December 2024 Bonus Review: The Taking of New York City
the true crime that's worth your time
The crime/s
Not specific crimes, but rather the reputation of New York City for unceasing mayhem in the 1970s.
The story
The Taking of New York City: Crime on the Screen and in the Streets of the Big Apple in the 1970s is basically "50 flicks that helped solidify the popular conception of Noo Yawk In The Seventies as a grimy hellscape."
It's a compelling concept, but author Andrew Rausch is, IMO, trying to do too many things around said concept. The list (which, in the ARC I read, didn't appear AS a discrete list that I saw) is presented chronologically by release date, and each chapter begins with an overview of OFF-screen life in the Big Apple, then surveys a handful of the movies shot IN the Big Apple that came out in a given year.

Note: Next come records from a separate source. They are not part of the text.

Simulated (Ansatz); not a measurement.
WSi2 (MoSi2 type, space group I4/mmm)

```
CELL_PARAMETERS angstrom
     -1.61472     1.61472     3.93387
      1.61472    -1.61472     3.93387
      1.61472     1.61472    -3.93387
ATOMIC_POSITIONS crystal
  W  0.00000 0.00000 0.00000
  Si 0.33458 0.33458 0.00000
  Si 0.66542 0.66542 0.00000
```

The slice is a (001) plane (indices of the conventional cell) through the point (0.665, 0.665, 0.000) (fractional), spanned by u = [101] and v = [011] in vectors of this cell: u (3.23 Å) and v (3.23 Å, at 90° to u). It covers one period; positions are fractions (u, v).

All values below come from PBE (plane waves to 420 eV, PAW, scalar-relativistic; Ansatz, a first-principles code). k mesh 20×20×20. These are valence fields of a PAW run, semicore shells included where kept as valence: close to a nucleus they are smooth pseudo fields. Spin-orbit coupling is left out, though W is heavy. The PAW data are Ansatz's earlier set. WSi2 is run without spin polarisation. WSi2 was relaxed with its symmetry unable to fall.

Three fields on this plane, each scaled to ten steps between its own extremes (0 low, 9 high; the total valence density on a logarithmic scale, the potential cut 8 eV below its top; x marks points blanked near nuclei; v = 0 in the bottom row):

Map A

The historical overview is usually checklist-y, alas, and much of the behind-the-scenes info and analysis of the films is not new either, unless the film is obscure, which the majority in the list are not. It's like there was a big idea in the proposal, but Rausch couldn't quite corral it for the finished product.
I mean, I wish he did that! I agree that it's a thing that happens; it's definitely a thing I wanted to see explored, especially given the return over the last few years of the cultural idea that not just New York but EVERY American city is an experience akin to felony Frogger. I wanted a critical – or social-scientific, or academic; I'd like to read, say, Omar Wasow's take on these ideas – comparison of the vision that films of the '70s, released and consumed in a pre-video-store monoculture, created of dystopian Gotham, and how the same ideas get seeded and sown today.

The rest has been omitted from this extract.